Your advice is correct. I'm planning on keeping these options only for a couple of days. At most, say, a month. (giggle)
DELL was 64 3/4 when I bought this morning. It rose during the day, then fell near the close. I put a market order in, and as usual, the MM got me in at a high price: 3 5/8. But they closed at 3 3/4 bid, so I'm doing okay. But that is a lot of time premium for a two week option.
My experience with options is that even if you do manage to predict the movement and the direction and the time, you still don't make as much money as you expect due to the loss of time premium when an option goes from near the money to deep in the money. If I keep to expiration, DELL has to close at 61 3/8 for me to get my money back, and that is not terribly good odds.

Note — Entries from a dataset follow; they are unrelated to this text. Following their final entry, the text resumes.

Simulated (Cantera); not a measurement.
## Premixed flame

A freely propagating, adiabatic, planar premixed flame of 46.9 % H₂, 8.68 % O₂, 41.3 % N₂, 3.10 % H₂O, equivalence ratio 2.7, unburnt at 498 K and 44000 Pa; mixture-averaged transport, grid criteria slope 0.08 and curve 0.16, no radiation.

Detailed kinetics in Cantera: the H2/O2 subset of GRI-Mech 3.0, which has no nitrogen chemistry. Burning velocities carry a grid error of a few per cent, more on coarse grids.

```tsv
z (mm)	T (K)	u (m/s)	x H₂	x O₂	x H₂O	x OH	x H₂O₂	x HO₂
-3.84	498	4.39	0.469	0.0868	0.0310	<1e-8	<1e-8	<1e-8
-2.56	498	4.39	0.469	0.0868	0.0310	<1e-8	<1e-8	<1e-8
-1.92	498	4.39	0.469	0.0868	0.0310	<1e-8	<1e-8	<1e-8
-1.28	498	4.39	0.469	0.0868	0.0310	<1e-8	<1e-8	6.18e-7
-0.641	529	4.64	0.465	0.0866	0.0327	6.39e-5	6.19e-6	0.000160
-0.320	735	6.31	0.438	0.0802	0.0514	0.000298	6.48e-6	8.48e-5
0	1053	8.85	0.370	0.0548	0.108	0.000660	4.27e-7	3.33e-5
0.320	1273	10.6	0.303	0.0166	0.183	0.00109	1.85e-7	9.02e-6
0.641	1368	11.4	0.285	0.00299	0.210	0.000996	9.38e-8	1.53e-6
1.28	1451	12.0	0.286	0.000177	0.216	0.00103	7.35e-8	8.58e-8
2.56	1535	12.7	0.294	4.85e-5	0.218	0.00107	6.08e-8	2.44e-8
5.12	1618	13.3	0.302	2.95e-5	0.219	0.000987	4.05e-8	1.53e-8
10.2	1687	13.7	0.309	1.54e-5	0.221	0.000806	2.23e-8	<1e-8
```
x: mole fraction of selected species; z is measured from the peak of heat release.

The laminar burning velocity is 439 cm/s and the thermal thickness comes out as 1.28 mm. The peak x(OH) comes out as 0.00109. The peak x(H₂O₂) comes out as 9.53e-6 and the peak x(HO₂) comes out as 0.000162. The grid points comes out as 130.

I had CPQ puts that did okay this past November. If there is a secret to surviving on puts in an mania market it has to be timing and avoiding greed.
But anyone who buys a newspaper would have been able to see the reduction in ASP of boxes. The implication to the industry when it has already approached saturation of the US market is clear. CPQ in single digits, Dell in the teens.
I'm going to start trading the market with a Nasdaq level 2 feed in April, and then I will be much more comfortable going short. That eliminates the time premium problem, the nasty spreads, high commissions, and the illiquidity of the options market.